Workflow engines for scientific computing
I participated in a physics simulation "cross training boot camp" in Tuesday 13th of April 2010 at CSC. My presentation (see slides) was about using workflow engines in scientific computing. I have to admit first hand that I am not a huge fan of the workflow paradigm, even though I am also a developer of an analysis platform with workflow capabilities.
Preparing the presentation got me thinking the basic question about workflow engines: What is the difference between workflows and programming languages? Programming languages have proven succesfull, well, at least some of them. Why do we need workflow engines, because they seem to do basically the same thing? Here is a one point of view, though there are also important ones (such as ease of use).
Programming languages (except for some really marginal ones) are designed to be Turing complete. That is a theoretical way to say that everything that can be done with a computer, can be done with any programming language. Of course if the problem at hand fits the language poorly, it can be awkward. But as long as the language is Turing complete, it can be done.
Workflows engines are not usually Turing complete, at least by design. I know that BPEL (the business process orchestration workflow language) is proven Turing complete, but typically, they aren't. Many workflow engines allow conditional statements and iteration, but that's not enough for Turing completeness.
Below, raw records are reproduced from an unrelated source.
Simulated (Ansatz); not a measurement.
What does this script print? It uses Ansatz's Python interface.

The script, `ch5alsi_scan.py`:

So, generic programming languages are designed to be genuinely more powerful than workflow engines. It is obvious that there are tasks where you need to use a programming language, not a workflow engine. But what about the other way around, if workflow engines are "underpowered" compared to programming languages, what they are useful for?
Expressive power does not come for free. More is not always better here. A common theme in computer science and mathematics is that when you increase the power of your system, it becomes harder to manipulate. For example, there are a lot of nice meta level tricks that you can do to sentences in propositional logic. Predicate logic has more expressive power, but then many of the tricks do not work any more.
So this idea can be carried over to workflow engines. Because workflow description languages are simple, there should be more tricks that can be applied. The obvious one is of course visualisation: most workflow systems are visual and show the structure as boxes and arrows. Such a structure can not be found from typical programming languages, but understanding them needs human work to build the representation mentally, by looking at the source code.
This actually goes very deep: Reasoning about programs often reduces to a so called halting problem, which is not solvable for Turing complete languages in the general case. So you cannot say for sure if an arbitrary program is ever going to stop, but you can do it for many workflow descriptions. The halting problem is mostly a theoritical tool, but it has many practical implications. The limits are much tighter for reasoning about the behaviour of real programming languages than for less expressive workflow languages.
Unfortunately this possibility is not used very widely. Graphical workflows you have, but not much else. Some engines allow automatical parallelisation (once again, close to impossible with programming languages). They could also support monitoring of the workflows, load balancing, distributed data storage (in a cloud, perhaps?), etc. There are possibilities in the workflow paradigm, but they are not utilised very well.
The message to take home is: If you do workflows, do it with good tools. Because from tooling point of view the workflow paradigm is easier than the generic programming paradigm, the tools available should be significantly more powerful. Unfortunately programming languages tend to win, due to their massively larger user bases and longer history. If you find yourself writing workflow descriptions with a simple text editor, then you are really getting the worst of both worlds.
It is interesting to see if the workflow world ever catches up with programming tool developers in the level of tool support. For workflows to be widely used, there needs to be better tools. And for those tools to emerge, there needs to be more people using workflows. Chicken and egg, I'd say.
Our solution in Chipster has been to integrate the workflow engine with the rest of the application. So even if there is not that much expressive power in the workflow system itself, the integration with a larger data analysis environment makes it powerful. And of course the easy of use is better for workflows, which is important for us.